Ybor City — September 13, 2013 — Youth, vision and energy are the right combination for this Lifestyle Brand fashion business. Black & Denim Apparel Company has brought together three partners with very different backgrounds but one goal in mind – dressing comfortably and fashionably in clothes made in the U.S.A.
Roberto Torres, Luis Montañez and Christopher Findeisen first created a business plan that helped set the foundation and direction for the company. In 2008 the trio identified all the resources needed to get the materials and manufacturers to make the business profitable.
Today, they display three overall concepts across their lines – Americana, Music, and American Lifestyle. “It is a Lifestyle brand with a spirit as resilient as the American Dream,” says Roberto.
Black & Denim is made and sourced with 100 percent American raw materials.
On August 29, Black & Denim achieved another goal in its growth plan with a retail location in Ybor City. “Historic Ybor City made sense to us. It is a good fit with our brand,” Torres said of the location. Additional retail space is under consideration within Tampa at the Channelside Plaza and Tampa International Airport, but they are allowing time to dictate the speed upon which the stores will open.
In 2012, Black & Denim received a $25,000 cash prize from MillerCoors’ Urban Entrepreneurship Series (MUES). This allowed them to purchase equipment and systems getting this small business ready to break into big box retailers.

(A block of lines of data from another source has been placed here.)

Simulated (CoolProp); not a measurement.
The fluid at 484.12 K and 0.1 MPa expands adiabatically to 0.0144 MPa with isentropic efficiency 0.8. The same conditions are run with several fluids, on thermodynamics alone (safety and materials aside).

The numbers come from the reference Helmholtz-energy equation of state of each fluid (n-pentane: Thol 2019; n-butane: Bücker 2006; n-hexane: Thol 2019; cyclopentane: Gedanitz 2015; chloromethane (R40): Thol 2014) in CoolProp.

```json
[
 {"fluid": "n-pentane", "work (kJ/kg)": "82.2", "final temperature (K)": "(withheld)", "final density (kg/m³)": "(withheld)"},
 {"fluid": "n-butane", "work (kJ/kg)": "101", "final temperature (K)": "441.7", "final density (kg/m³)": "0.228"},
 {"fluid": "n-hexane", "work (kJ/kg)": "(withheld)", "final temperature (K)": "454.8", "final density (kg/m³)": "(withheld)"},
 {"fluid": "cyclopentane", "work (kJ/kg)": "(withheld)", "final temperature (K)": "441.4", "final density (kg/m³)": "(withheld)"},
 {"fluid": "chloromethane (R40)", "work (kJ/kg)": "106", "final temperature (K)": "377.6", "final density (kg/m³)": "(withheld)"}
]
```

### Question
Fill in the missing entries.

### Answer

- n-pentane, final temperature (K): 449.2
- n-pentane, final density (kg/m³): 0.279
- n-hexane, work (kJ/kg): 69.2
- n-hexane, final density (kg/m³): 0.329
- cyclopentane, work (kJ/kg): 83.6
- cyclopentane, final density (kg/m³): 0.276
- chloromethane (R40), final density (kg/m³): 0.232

Along the way, Torres sought the assistance of the SBDC. “The support and guidance received by the SBDC staff encouraged us to present our application for the MUES, keep talking about our brand and looking for creative ways to growing the business organically.”
Black & Denim reached $100,000 in sales in 2012 and plans to double its sales by 2014. In the first half of 2013 they secured distribution through 90 Stein Mart stores across Florida, increased their retail outlets to 39 states including New York, Texas and California. They are also in conversations with high-end retailer Nordstrom, and are negotiating with Macy’s to have their products in 25 stores by spring 2014.
Their work ethic took the trio to Walt Disney’s EPCOT Center through their exhibition of American-made products in 2012. As a result of this opportunity, Black & Denim now has five design lines doubling the inventory at EPCOT Center.
Always looking to grow and expand, they continue their education through ‘The Workshop’ at Macy’s, an exclusive retail vendor development program designed to give select high potential minority and/or women business owners the tools to better succeed and sustain growth in the retail industry, leading them to develop a collection for the retailer. Black & Denim has also presented its private label offerings to Coca Cola and Major League Baseball in continued growth efforts.
Part of the growth path for Black & Denim includes increasing their international market. To achieve this goal the company is working with the Small Business Development Center at USF’s international trade experts and other consultants. Torres sees this support as, “a way to provide our goals with the map to successfully grow our business in Latin America, Europe, and Africa.”
Torres is also working with Enterprise Florida and will be participating in an upcoming trade mission to Canada.
“The SBDC has been instrumental in helping us design a path for growth that is attainable and sustainable,” Torres said.
The trio has been tapped by the University of Tampa and Florida State University to be speakers for their entrepreneurship classes. With six full time employees and a sales force across the nation, Black & Denim has traveled across the United States presenting its products and participating in national events such as the U.S. Hispanic Chamber of Commerce’s Annual Conference in Los Angeles, the IConexion Latino Hive Event in San Antonio, and the National Minority Supplier Development Council Annual Conference in Denver. They are already designing the 2014 fall/winter collection and continue to present their American-inspired, American-made, American-owned business.
While the trio has proven themselves in small business circles, Torres says it is important to continue to work with consultants at the SBDC. “The SBDC allows us to excel in those areas where we are not experts in such as marketing and international trade,” Torres said. “They have supported us from the beginning.”